About this guide

This guide covers:

  • Overview of Riak Search
  • Indexing data for searching with Welle
  • Querying Riak Search with Welle

This work is licensed under a Creative Commons Attribution 3.0 Unported License (including images & stylesheets). The source is available on Github.

What version of Welle does this guide cover?

This guide covers Welle 3.0, including development releases.

Introduction

Riak started as a key-value store but over time accumulated several features that make querying it easier. One of the features is Riak Search. Riak Search is a distributed, full-text search engine that is built on Riak Core and included as part of Riak open source. Search provides the most advanced query capability next to MapReduce, but is far more concise; easier to use, and in most cases puts far less load on the cluster.

Pre-requisites

Riak Search is an optional feature that can be disabled. Make sure it is enabled in the app.config file before attempting to use it. Here is an example snippet that demonstrates how to do it:

 %% Riak Search Config
 {riak_search, [
                %% Riak Search is enabled
                {enabled, true}
               ]},

Indexing

Before documents can be searched, they need to be indexed. Indexing is a process of taking a document with one or more fields, analyzing those fields, producing data structures that can be efficiently searched over and storing them (in RAM, on disk, in a data store of some kind, etc).

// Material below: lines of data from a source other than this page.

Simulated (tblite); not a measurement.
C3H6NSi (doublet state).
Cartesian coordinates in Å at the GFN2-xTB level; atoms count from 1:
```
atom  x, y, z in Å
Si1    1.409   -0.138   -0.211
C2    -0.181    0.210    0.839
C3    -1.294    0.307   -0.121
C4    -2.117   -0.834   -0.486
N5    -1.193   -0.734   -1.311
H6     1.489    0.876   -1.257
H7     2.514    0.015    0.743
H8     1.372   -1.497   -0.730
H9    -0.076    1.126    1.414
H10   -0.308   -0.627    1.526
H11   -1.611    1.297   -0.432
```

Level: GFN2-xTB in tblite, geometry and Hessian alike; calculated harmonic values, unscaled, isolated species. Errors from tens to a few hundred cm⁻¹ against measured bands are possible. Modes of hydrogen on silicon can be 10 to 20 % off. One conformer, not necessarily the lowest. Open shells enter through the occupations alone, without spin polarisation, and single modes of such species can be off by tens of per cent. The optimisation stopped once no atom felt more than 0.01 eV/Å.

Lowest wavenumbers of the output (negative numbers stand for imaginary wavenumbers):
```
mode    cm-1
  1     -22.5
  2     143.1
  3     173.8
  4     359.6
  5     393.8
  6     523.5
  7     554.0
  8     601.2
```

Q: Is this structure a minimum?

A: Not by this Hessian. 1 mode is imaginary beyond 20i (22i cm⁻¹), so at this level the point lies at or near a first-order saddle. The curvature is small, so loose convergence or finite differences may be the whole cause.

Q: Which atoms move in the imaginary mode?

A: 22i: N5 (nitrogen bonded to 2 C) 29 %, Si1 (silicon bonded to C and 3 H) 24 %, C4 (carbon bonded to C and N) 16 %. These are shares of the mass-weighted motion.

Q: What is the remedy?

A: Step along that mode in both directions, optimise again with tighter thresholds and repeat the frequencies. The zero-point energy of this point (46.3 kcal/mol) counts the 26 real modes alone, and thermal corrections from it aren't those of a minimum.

Riak Search indexes values stored in Riak K/V using a precommit hook. Riak will use the content type of the stored value to determine how to parse it. JSON, text, XML and Erlang term formats are supported. To enable Riak Search indexing for a bucket, pass :enable-search option as true to clojurewerkz.welle.buckets/update. You can find more information about bucket properties and how to update them in the Working with Buckets guide.

It is possible to submit a document to Riak Search for indexing and not by adding it to a bucket via Riak K/V. With Welle you do that via the clojurewerkz.welle.solr/index function which takes an index name and a document:

(require '[clojurewerkz.welle.core :as wc])
(require '[clojurewerkz.welle.solr :as wsolr])

(let [conn (wc/connect)]
  ;; indexing
  (wsolr/delete-via-query conn "an-index" "text:*")
  (wsolr/index conn bucket-name {:username  "clojurewerkz"
                                 :text      "Elastisch beta3 is out, several more @elasticsearch features supported github.com/clojurewerkz/elastisch, improved docs http://clojureelasticsearch.info #clojure"
                                 :timestamp "20120802T101232+0100"
                                 :id        1}))

clojurewerkz.welle.solr/delete-via-query is a function that removes documents that match the query from the index.

Search Schema

When a document is indexed, Riak Search will analyze and store it. Analysis is a process that has several stages:

  • Tokenization: breaking field values into tokens
  • Filtering or modifying tokens
  • Combining them with field names to produce terms

How exactly a document was analyzed defines what search queries will match (find) it. Riak Search is built on Apache Lucene offers several analyzers developers can use to achieve the kind of search quality they need. For example, different languages require different analyzers: English, Mandarin Chinese, Arabic and Russian cannot be analyzed the same way.

How exactly a document was analyzed is defined by search schema assiciated with the index. With Riak, it is defined as an Erlang file and then submitted using the search-cmd command line tool that comes with Riak. It is not necessary to define search schema to get started or if all the fields in the documents are strings (text). For range queries over numerical or date values, it is necessary to tell Riak Search how to analyze each document by defining the search schema.

Learn more in the Riak Search documentation.

Indexing via Command Line Tool

Riak comes with a command line tool, search-cmd, that can be used to index data, view search schema for a bucket, delete data from the index, perform queries, bulk index data and more. Learn more in the Riak Search documentation guide on indexing.

Querying

Riak Search supports term and field queries, boolean operators, lexographical range queries, and trailing wildcard queries. Riak Search uses Lucene query syntax. For more information, see Riak Search documentation on querying.

To query Riak Search, use the clojurewerkz.welle.solr/search function which takes an index name and a query and returns a response as immutable Clojure map:

(require '[clojurewerkz.welle.core :as wc])
(require '[clojurewerkz.welle.solr :as wsolr])

;; querying
(let [conn   (wc/connect)
      result (wsolr/search conn "an-index" "title:feature")
      hits   (wsolr/hits-from result)]
  (println result)
  (println hits))

To retrieve hits (documents found) from a response, pass it to the clojurewerkz.welle.solr/hits-from function.

clojurewerkz.welle.solr/total-hits is a function that takes a response and returns the total number of hits. clojurewerkz.welle.solr/any-hits? is a similar function that returns true if the total number of hints is greater than zero, false otherwise.

Wrapping Up

Riak Search is a powerful feature that extends Riak's querying capabilities. It is not quite as extensive as specialized full text search solutions such as Elastic Search and Apache Solr. It can, however, be very effective in many common cases.

JSON, XML and text documents stored in Riak K/V can be indexed and queried.

The documentation is organized as a number of guides, covering all kinds of topics.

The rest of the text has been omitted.